MS. THOMAS: I work more, and they don't know about it.
MR. FOLSOM: Exactly but that's a huge problem in the education of administrators and school districts that non-Indian people are making the decisions and telling Indian people what their programs will be.
MS. THOMAS: In my district, they want the roll number. It took me 20 years to get my roll number. I sort of laughed and said, "Okay. You deny Indians because they don't have a roll number. It's not right."
MR. FOLSOM: There are inherent problems in identification of students with the current 506 eligibility form, but there's, also, then that piece of administration and, you know, passion for Indian education, which is not there.
In fact, decisions that non-Indian people are making for the Indian education program destroy Indian education programs. I think you can go back through the rolls and see that the 26 school districts that Kogee is talking about now being seven that would be a major contributing factor. I just want you to have that history.
MS. STARR: Thank you, Michael, and I, as a parent was with ABC School District and La Mirada School District with the Title VII programs, they're gone. I was, also, a teacher with Garden Grove Unified School District. It's gone.
MS. THOMAS: Westminster is gone. Cerritos is gone.
MS. STARR: And the 506 marks, also, are a hindrance in getting our enrollment up, and yes, our parents aren't enrolling our children. That's something we have to identify as well. Let's go ahead and continue.
MS. GILIO-WHITAKER: I'm going to change gears. It's all related. I prepared my statement, and it's written. I'm going to go ahead and read it. And as is traditional, when Indian people gather, we honor and give thanks to the ancestors of the Tongva, people upon whose land we now sit and whose spirits accompany us.
To the government officials we address today, we, also, say thank you for the opportunity to have our voices be heard on behalf of our children for whom we work now and seven generations from now.
My name is Dina Gilio-Whitaker. I am a descendant of the Colville Confederated Tribes in Washington State. I'm here as a parent, a community member and assistant to Dr. Kogee Thomas, a coordinator of the Indian Education program in the Capistrano Unified School District in Orange County.
When we talk about Indian education, we are talking about a vast panorama of conditions, possibilities and experiences that constitute learning for American Indian children. It never occurs outside the history of federal Indian policy but as a legacy and consequence of it. The policy of forced assimilation through indication, which lasted half a century, manifests today as intergenerational trauma for our people and account for disproportionately high rates of mental illness, alcoholism, substance abuse, low self-esteem and educational underachievement in our communities.
The termination era of the 1950s and 60s relocation programs resulted in the realty we now face, that the majority of American Indian people now live in diaspora away from their tribal communities in urban environments like Southern California, a major contributing factor to that trauma. We haven't disappeared or ceased to exist as Indian people, but to a larger society we are invisible. All of these conditions contribute to what scholar Cornel Pewewardy has characterized as the miseducation of Indian people. If there is one element that defines that miseducation, it is the loss of traditional culture that came with assimilation, and it is especially acute for urban-dwelling Indians.

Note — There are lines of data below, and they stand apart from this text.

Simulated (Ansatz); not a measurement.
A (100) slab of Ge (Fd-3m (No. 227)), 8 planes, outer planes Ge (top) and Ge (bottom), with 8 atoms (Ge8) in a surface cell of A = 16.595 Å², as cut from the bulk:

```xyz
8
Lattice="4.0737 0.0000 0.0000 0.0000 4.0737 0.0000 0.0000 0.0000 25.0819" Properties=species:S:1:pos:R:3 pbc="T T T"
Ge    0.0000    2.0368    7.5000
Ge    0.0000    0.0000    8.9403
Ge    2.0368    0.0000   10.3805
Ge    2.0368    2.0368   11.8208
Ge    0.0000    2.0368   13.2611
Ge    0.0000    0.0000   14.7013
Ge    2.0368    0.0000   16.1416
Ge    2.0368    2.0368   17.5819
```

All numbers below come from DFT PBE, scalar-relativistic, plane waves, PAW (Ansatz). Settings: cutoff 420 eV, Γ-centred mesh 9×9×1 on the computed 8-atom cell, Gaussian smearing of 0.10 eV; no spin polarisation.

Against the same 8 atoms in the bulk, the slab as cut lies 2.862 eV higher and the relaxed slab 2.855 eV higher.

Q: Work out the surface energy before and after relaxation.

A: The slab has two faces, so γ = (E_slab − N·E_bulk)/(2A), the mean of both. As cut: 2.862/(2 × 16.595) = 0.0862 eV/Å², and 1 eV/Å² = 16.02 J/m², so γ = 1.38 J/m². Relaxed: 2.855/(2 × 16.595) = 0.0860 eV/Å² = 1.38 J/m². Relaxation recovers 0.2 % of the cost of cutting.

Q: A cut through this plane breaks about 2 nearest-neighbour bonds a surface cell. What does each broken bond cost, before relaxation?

I iterate these ideas not only as a Native American studies scholar but from my own lived experience as an urban Indian who grew up in the city. My mother came to Los Angeles during the relocation years and was the product of the earlier assimilation era, as her mother was a boarding-school survivor. Chemawa robbed my grandmother of her language and replaced it with shame, and the pressures of poverty and racism mounted, she was compelled to leave the reservation in search of a better life.
I, on the other hand, grew up with an abundance of socioeconomic opportunity but a void of traditional culture knowing I was Indian but not knowing what that meant in a city where I didn't know any other Indian kids and in a school system that failed to recognize me for who I was.
That confusion would haunt me well into my adulthood until I made my way back to my family on the reservation, and I began to put the missing pieces of the puzzle of my life back together to see the whole picture.
As a lost adolescent and teenager, I was a failure of a student who was never expected to amount to much of anything. Due to the dysfunction of my family, I made the mistake of getting married while I was still in high school just to get out of the house, which allowed me to ditch classes with impunity. It was all I could do to not drop out, and when I graduated, my grade point average was 1.78.
It was the road back to my Indian roots that opened up the mental and emotional space in my consciousness to motivate me to go back to school. Against all the odds, I sit here before you today having graduated from college summa cum laude with a degree in Native American studies, as a second-year graduate student and the only one in my family to pursue the path of higher education.
Without a connection to culture, education for Indian kids is only a replication of earlier assimilationist education that is designed solely for the utility of the marketplace. It is a compartmentalized approach to learning that ignores the whole person and treats all children as one undifferentiated mass of potential for how they can contribute to a capitalistic system that may or may not present them with equal opportunity.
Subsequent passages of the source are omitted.